CRM Analytics Licenses & Permission Sets Explained
Licenses & Permission Sets
To turn a Salesforce user into a CRM Analytics user you grant two different things, and beginners constantly mix them up. This lesson pins down the difference between a permission-set license and a permission set, then shows how permission sets let you scope access from all-powerful admin down to a single capability.
The license: a permission-set license (PSL)
The CRM Analytics Plus entitlement is delivered as a permission-set license, or PSL. A PSL is not the same as a user's profile license — it is an add-on you assign directly on the user record that says, in effect, "this person is entitled to CRM Analytics."
Alongside the core CRM Analytics Plus PSL you may see related, app-specific licenses — for example entitlements tied to prebuilt analytics apps such as Sales Analytics or Service Analytics. These sit next to the main license and enable the templated app content, but the pattern is the same: a license entitles, a permission set authorizes.
The permission set: what actually grants access
Once the license is in place, one or more permission sets do the real work of authorizing what the user can do. Salesforce ships a set of analytics System Permissions, and you switch them on by including them in a permission set and assigning that set to the user.
At the top of the pile sits one all-powerful permission:
For everyone else, you compose scoped permission sets that switch on only the capabilities a role actually needs. A few common building blocks:
Use Analytics
The baseline permission to open the Studio and view analytics assets shared with the user.
Create and edit dashboards
Lets a user build and modify dashboards and lenses, without granting data-engineering rights.
Create apps
Allows the user to create apps (folders) to organize and share their own analytics content.
Download data
Permits exporting query results and dashboard data to CSV or Excel — often restricted for governance.
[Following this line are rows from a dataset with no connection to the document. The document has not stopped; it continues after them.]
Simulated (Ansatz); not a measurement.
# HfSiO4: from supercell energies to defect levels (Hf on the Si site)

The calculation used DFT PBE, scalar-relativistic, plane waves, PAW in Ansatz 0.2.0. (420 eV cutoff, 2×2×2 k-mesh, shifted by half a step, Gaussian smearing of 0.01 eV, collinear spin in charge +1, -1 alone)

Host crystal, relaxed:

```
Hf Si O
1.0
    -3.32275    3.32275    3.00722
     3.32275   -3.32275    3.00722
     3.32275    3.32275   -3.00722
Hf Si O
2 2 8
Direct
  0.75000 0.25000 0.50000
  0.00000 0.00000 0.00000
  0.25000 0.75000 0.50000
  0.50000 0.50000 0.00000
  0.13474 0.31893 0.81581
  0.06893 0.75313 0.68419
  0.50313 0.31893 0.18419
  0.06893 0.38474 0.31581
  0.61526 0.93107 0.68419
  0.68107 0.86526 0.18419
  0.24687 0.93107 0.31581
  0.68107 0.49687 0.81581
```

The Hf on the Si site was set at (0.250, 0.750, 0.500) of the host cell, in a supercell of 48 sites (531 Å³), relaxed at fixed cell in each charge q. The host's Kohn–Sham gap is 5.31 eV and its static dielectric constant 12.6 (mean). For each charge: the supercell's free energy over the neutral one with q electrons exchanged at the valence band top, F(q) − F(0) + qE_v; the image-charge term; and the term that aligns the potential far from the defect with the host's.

Composing the right access
Because permissions are granular, you can tailor access precisely. A dashboard builder might get Use Analytics, Create and edit dashboards, and Create apps — but not the ability to add data connections or edit dataflows. A pure viewer might get only Use Analytics and nothing else. An analyst who needs to pull data out might additionally get Download data.
The best practice is least privilege: start from what the role truly needs and add only those permissions, rather than handing out Manage Analytics to avoid thinking about it. You will build exactly this kind of scoped permission set by hand in the hands-on lesson later in this section.
Next up: two special, behind-the-scenes users that CRM Analytics relies on — starting with the Integration User.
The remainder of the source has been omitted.